Oh, it’s not as though Disney doesn’t have plenty of soundtrack to draw on, more even than there was when the first Disney park opened decades ago. It’s certainly easy enough to play score from The Apple Dumpling Gang in Frontierland and Tron in Tomorrowland. (Tomorrowland in particular has gotten far, far easier in the years since the park opened; Walt liked science but not science fiction, and practically nothing released in his lifetime can be considered science fiction.) It’s also true that a lot of the incidental music in the parks is instrumental versions of familiar songs. This is definitely true in the Esplanade, the area between Disneyland and California Adventure, which is attempting to set a mood that will be appropriate regardless of which park you’re attending.
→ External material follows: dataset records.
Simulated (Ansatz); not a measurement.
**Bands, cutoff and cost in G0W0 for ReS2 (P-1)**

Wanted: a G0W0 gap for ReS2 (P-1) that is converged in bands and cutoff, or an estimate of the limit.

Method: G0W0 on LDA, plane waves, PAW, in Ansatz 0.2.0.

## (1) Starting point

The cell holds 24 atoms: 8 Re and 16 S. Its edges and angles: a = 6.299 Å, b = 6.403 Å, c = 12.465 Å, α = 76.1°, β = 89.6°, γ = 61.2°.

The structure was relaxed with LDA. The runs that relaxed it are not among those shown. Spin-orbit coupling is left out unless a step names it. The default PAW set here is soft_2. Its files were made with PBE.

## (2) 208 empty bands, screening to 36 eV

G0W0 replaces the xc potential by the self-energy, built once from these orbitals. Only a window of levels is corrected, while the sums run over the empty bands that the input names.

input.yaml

But think about that challenge—the two parks are intended to be distinct. However, they do share a common area. An orchestrion cover of “California Girls” will make you think of California, of course, but it also has the particular styling that will feel right as you walk onto Main Street, USA. This is more than alternating music to do with one park and music to do with the other; this is putting thought into how the two flow together. And it’s doing so on a loop long enough so the cast members’ brains aren’t leaking out their ears by the end of a workday.
What’s more, with a few exceptions, there are not a lot of hard boundaries from one land to the next. At Disneyland, this is most notable along the Rivers of America, where there’s a spot that could simultaneously be seen as part of Frontierland, Adventureland, and New Orleans Square. It’s a fairly open space, too, without much in the way of sound baffling. Well enough when they’re playing, say, Fantasmic! It’s a little more challenging at three in the afternoon. And all that with the music being loud enough to notice but not loud enough to be distracting. Atmospheric, not overpowering.
From what I recall—I haven’t been in decades—Magic Mountain just played top 40 hits and had done with. After all, they weren’t going in much for immersion; they were going for “go on roller coasters all day and have something to listen to while you stand in line.” Knott’s Berry Farm tries a little, but most of their music is from other sources. The rides of Disney have their own music. If they’re based on something, the music from that is part of it, but even Star Tours and Indiana Jones have original music written for them. By an Emmy-winning composer, yet. And that music itself becomes so iconic that it ends up included in the music played in the land the ride is in.
So you’re not going to sit and listen to park incidental music unless, um, you’re like me or Anthony Pizzo. You have to have a pretty high fondness for Disney music, which we both do. For starters, you can’t run screaming from the room at the first notes of a certain earworm from the Sherman Brothers or the Swisskapolka or similar. In the park, you might not even notice it. I’m not sure how old I was when I first did, beyond one or two places where the music is louder than usual. That makes it all the more impressive that they’ve put the level of thought into it that they have.